San Diego To Do List
Like my craving for Mexican food (post here), I had pent up demand for several other things. Food of course was at the top of the list. This list includes the Caesar Salad at Souplantation and the black sesame boba at Tapioca Express (which I wrote about after my USA roadtrip here), and has expanded to include a range of other dishes including...
...the pork bbq with its addictive dipping sauce (front) and jungle curry with tofu (right) from Sang Dao restaurant (specializing in Laotian food, map here)...
...and the spicy, tangy, mouth-numbing long beans at Spicy City (map here). Those beans are the tiny little green tubes on the right hand side, buried underneath the pile of seaweed and next to the equally crave-worthy sliced beef in front.
This time back in the states though, I also craved American shopping. As in, endless variety for the lowest prices. On my list of places to go were Trader Joe's where I stocked up on real vanilla extract (not the fake stuff I find in the Netherlands), and funny enough, saffron imported from Spain, which I cannot find at all in the Netherlands.
Of course this list included Costco, where I stocked up on face and body moisturizers. The face moisturizer I can find in Europe, but it's much cheaper in the US especially at Costco, and the moisturizer I can't find in Europe. In fact, I can't find any unscented moisturizer here.

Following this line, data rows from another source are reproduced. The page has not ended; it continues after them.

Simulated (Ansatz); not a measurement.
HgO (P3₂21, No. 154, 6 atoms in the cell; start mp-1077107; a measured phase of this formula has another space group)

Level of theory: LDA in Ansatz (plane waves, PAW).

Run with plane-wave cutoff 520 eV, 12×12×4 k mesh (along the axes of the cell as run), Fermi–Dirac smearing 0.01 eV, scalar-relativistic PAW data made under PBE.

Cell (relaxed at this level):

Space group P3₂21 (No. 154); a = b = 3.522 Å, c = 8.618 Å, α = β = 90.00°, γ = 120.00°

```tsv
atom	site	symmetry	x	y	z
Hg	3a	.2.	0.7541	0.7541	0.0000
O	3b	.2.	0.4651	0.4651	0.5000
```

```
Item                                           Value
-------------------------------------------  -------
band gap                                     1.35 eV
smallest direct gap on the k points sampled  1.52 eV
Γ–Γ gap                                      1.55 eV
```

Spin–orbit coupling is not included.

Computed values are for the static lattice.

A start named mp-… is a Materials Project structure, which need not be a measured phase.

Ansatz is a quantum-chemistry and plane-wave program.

Wal-Mart is not a place I crave going to, but I saw in their weekly ad that they had a Rollback on Crest Pro-Health (Rollback = can't find it any cheaper anywhere else, and you probably won't see it at lower price again at Wal-Mart anytime this year). For comparison, the same toothpaste (called Oral-B Pro-Expert in the Netherlands; Crest and Oral-B are both brands of the same company), is ounce for ounce, milliliter for milliliter, THREE times more expensive in the NL even without Rollback or discounts. Coincidentally, this week Albert Heijn has a 50% off sale on Pro-Expert, and compared to the Pro-Health I got on Rollback with a coupon, it was... still THREE times more expensive.